Pete Smith

Defensive tackle Pete Smith and No. 2 UMHB host No. 14 Trinity today in the first round of the NCAA Division III playoffs.

BELTON — Referring to someone who tips the scales at 260 pounds as light isn’t entirely accurate. For Mary Hardin-Baylor defensive tackle Pete Smith, though, playing in the trenches at that weight has been an entirely new experience.

“I was nervous about how I would be able to play at this weight in college and not get pushed around,” said the 6-foot-2 senior, who shed about 55 pounds. “The first couple of weeks of practice, it was tough. As good as our offensive linemen are, they were moving me around and it was getting in my head. That’s one of the reasons I didn’t have great games at first. I decided I had to get it together.”

Smith indeed got it together and put to rest any concerns about being able to hold his own against larger offensive linemen. Utilizing techniques that maximize his skill set of quickness, agility and strength, he ranks seventh on the teams in tackles (26), fourth in tackles for losses (6½) and third in sacks (2½) heading into today’s NCAA Division III first-round playoff game between No. 2 UMHB (10-0) and No. 14 Trinity (9-0) at Crusader Stadium.

“My first few years, I was about 315 pounds. I was bigger and wasn’t moving as well as I do now,” he said. “I wanted to get to 270 and be a healthy 270. I was training so hard and doing different things, though, and then I looked up and I was about 255 or 260. I was nervous about it because I’d never played at that weight.”

It wasn’t as if Smith hadn’t been productive at the heavier weight. He saw consistent time as a backup and even dabbled in playing along the offensive line for a bit as a sophomore, a transition a less-nimble defensive tackle couldn’t have made.
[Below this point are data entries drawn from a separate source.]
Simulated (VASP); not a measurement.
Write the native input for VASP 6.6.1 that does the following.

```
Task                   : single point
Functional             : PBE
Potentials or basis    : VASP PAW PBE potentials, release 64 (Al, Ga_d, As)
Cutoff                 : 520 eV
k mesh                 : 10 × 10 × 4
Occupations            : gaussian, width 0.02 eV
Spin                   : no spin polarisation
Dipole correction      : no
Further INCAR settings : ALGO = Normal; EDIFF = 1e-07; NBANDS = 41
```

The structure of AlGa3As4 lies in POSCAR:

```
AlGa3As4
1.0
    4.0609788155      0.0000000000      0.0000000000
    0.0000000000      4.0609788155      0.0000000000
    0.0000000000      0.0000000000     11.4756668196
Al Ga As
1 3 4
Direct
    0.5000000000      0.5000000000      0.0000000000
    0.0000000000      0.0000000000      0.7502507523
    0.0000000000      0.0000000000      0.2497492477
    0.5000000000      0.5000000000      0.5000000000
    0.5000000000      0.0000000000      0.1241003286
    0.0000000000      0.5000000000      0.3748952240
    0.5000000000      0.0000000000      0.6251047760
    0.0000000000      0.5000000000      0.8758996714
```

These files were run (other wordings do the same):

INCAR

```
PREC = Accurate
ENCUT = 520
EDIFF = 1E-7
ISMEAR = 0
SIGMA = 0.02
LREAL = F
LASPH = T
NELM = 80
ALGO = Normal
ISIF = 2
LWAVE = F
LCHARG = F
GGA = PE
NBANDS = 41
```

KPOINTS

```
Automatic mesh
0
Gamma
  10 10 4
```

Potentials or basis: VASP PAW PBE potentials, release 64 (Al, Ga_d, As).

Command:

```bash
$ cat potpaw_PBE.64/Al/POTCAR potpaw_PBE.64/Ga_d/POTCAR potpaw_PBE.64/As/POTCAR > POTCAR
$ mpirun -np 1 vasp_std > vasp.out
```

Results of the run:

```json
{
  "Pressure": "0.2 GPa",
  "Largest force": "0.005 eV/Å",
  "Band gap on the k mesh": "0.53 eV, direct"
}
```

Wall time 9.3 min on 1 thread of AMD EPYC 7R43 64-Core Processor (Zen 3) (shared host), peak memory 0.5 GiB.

“Some of the offensive linemen were getting kind of banged up, and the coaches thought I could be the guy to fill in. I was honored and did it for a little bit,” he said. “It was pretty hard because it’s so different. I caught on pretty quick, though. My favorite thing was to pull and get to hit somebody.”

These days, Smith is focused only on hitting opposing ball carriers, and that suits him just fine.

“My technique has gotten way better now than it was when I weighed 315,” he said. “You have to use leverage and use your hands and make sure your feet are in the ground or else you’re going to get blown off the ball.

“On the D-line, we just have to trust what the coaches are saying and the techniques that they taught us. We still have improvements we can make. That’s scary to know that we’ve done something right to get to here, and we can still play better.”

And when the final whistle blows and Saturday afternoons turn to evenings, Smith doesn’t shy away from eating the meal of his choice. After all, he knows what he needs to do to keep his weight at an even keel.

“I’m still able to eat what I want, but my calorie intake is less. I used to eat a lot and not worry about it because I wouldn’t get bigger than 310 or 315 because of football and workouts,” he said. “All I’ve done now is cut out snacking when I’m up late at night and small things like that.

“People ask me, ‘How did you lose all of that weight?’ I honestly just worked out and stopped eating so much.”

Opposing offenses have been the worse for it ever since.